Matchlock, doglock flinter, or...? Caliber? This was sort of a firearm transition period, and that and the distance of the colonies from 'home' make me wonder.

During this war the English took the war to the Indians, attacking their well-fortified villages in the dead of winter and burning the Indians villages and food supplies, a strategy used subsequently in all other such wars up to the late 19th century.
 
By 1675 the American colonists had access to the "Jacobian" lock guns. Basically a flintlock with a horizontal sear that engaged at the cock's rear from the inside of the lock plate. These were a minor modification/simplification of the earlier snaphaunse lock eliminating the sliding pan cover and battery by replacing them with with the "L" shaped frizzen. Of course there were still older match locks, a few wheel locks and some snaphaunse guns in service. "Dog-lock" guns were only just coming on the scene and few had made it to the colonies at this time. Dog locks began to be common during the "War of Jenkin's Ear." (about 1740)
 
Thank you Curator, I knew there would be those who knew here at THR.
"Jacobian" locks. I'll have to search those and get an idea of the gun's configuration as well.
Sure must have been a wild assortment of guns used in that area in 1675.
 
I think you'll have better luck looking up 'Jacobean' rather than 'Jacobian'. Don't be sidetracked by the 'Jacobean Locks' math problem.
 
likely used by English colonists in Massachusetts area during the 1675
Most likely they would use whatever arms they had been using for many years.

Unlike now?
Poor starving English colonists didn't run right out and buy the latest arms inventions as soon as they saw them on the internet!

rc
 
Poor starving English colonists didn't run right out and buy the latest arms inventions as soon as they saw them on the internet!

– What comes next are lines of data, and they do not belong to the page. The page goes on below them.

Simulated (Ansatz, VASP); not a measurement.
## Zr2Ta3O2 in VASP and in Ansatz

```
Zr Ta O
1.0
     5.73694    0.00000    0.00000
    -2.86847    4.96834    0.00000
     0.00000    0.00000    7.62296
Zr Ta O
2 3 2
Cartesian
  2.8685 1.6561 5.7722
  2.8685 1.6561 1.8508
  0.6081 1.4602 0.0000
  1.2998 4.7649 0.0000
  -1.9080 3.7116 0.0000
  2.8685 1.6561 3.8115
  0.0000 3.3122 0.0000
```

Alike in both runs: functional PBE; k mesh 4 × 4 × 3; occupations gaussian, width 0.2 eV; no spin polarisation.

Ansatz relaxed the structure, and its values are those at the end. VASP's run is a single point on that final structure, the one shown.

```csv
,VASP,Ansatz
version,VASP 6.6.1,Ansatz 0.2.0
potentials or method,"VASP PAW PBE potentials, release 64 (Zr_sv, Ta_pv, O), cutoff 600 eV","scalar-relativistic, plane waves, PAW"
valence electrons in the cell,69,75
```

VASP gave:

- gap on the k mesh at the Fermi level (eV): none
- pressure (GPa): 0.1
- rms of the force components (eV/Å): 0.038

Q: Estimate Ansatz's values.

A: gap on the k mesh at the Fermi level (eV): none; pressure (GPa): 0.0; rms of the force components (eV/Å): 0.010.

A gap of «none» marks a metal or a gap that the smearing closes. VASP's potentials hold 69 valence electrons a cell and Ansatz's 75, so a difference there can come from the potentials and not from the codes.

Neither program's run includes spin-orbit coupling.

Well these weren't poor or starving people. By that point the colony had been growing for a generation with many tens of thousands of immigrants and a regular flow of supplies. They were more up-to-date than we might imagine, though the ferocity of the initial native attacks caught them by surprise. The hard lessons of that conflict helped to shape the American approach to small arms. The stories of these raids got passed down through generations, and were certainly on the minds of the Founders--like the Comanche's role in Texas history. And of course the reliance on Crown power and money led to taxation and leadership disputes that would continue for another hundred years.
 
Here's Paul Revere's artist rendition: http://en.wikipedia.org/wiki/File:Philip_King_of_Mount_Hope_by_Paul_Revere.jpeg Remember, Paul Revere was a couple generations later, so his gun representation might not have been all that accurate.

A bit off topic, but King Phillips' brother Wamsutta, IIRC, died under an oak tree in a field in Marion, Mass, and that tree stood until some point in the 1980's.

About a quarter mile away from that field is a large rock with a hand-print carved into it, under which IIRC, he was buried. Also near there is a concave/bowl rock that was used by the Wampanoags for grinding corn into meal.


attacking their well-fortified villages in the dead of winter

If you haven't read "The Boy Captive of Deerfield," you should find a copy. It was followed by Boy Captive in Canada (where they took him.) It's probably out of print now; anyways, the snow was drifted up the stockade walls of Deerfield, and the indians snowshoed up and over.
 
Yes, not so poor and starving. By 1675 the English had been thereabouts 55 years. Even so the Indians came very close to pushing them into the sea.
 
Fascinating thread and links - I know next to nothing about firearms of this era, but my ancestors were in Massachusetts at the time and quite involved in the war.